Selangor Journal
People gather outside of the Silicon Valley Bank (SVB) headquarters in Santa Clara, California, the United States, on March 10, 2023. — Picture by REUTERS

Collapse of US-based bank has minimal impact on Malaysia’s banking sector — Finance Ministry

KUALA LUMPUR, March 15 — The exposure of Malaysia’s banking institutions to the collapse of United States (US)-based Silicon Valley Bank (SVB) is minimal and limited based on the authorities’ assessment, according to Deputy Finance Minister Steven Sim Chee Keong.

The country’s banking system remains competitive and resilient for continuing its role as an effective financial intermediary, he said during the Ministers’ Question Time in the Dewan Rakyat today.

Sim was responding to a query from Bachok MP Mohd Syahir Che Sulaiman, who wanted to know the early mitigation measures taken by the Finance Ministry (MoF), Bank Negara Malaysia (BNM) and the Securities Commission to address the SVB crisis’ effect on the country’s banking sector and capital markets.

“In terms of capital and liquidity regulations, Malaysia has tight regulations; and stress tests in the banking system are also conducted periodically to ensure the system’s preparedness.

“On the monetary policy stance, this falls under the jurisdiction of BNM; and MoF is not involved in any decision on the policy as enshrined in the Central Bank of Malaysia Act 2009,” he explained.

Under the Act, BNM’s Monetary Policy Committee (MPC) has been conferred the responsibility to formulate the monetary policy autonomously to ensure price stability and sustainable economic growth.

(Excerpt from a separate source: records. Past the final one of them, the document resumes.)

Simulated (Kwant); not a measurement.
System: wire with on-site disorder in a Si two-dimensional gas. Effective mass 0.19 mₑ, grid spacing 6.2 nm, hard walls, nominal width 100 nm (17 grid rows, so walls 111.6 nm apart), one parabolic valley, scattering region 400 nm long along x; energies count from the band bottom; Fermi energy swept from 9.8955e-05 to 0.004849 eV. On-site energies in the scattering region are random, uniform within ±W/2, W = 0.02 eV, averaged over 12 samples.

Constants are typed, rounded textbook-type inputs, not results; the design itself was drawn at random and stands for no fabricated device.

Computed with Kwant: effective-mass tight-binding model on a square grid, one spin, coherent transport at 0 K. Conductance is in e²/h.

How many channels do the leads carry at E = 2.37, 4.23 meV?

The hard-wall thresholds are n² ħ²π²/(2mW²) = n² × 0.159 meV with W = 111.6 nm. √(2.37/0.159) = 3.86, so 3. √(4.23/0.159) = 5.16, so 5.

Sim said the aforementioned assessment was not made only based on the US Federal Reserve’s action but more towards the domestic impact.

Earlier, Shah Alam MP Azli Yusof asked about the MoF’s strategies in efforts to contain inflation and ensure conducive monetary and financial stability for national economic growth.

The deputy minister said among the government’s main strategies to manage inflation is by providing consumption subsidies as well as price control on selected essential goods.

Through that move, the country’s inflation, which stood at 3.3 per cent in 2022, is expected to remain manageable this year.

Based on the Department of Statistics Malaysia’s research in 2022, the country’s inflation could hit 10 per cent if the government were to abolish all subsidies being enjoyed by the people.

“In Budget 2023, the government has allocated RM64 billion to fund the various subsidies, assistance and incentives for the people,” he noted.

On monetary policy, Sim said the MPC, at its latest meeting from March 8 to March 9, decided to maintain the Overnight Policy Rate (OPR) at 2.75 per cent, the rate kept during its first meeting of the year on January 18 to January 19.

The decision to pause an OPR hike would allow it to assess the impact of the cumulative 100-basis point OPR adjustments last year on the country’s inflation and economic prospects, given the lag effects of monetary policy on the economy from the four consecutive OPR hikes.

“This will allow the MPC to gain a clearer picture of the impact of the higher OPR on reducing demand pressure related to changes in household and business behaviours, which usually would take a while,” he added.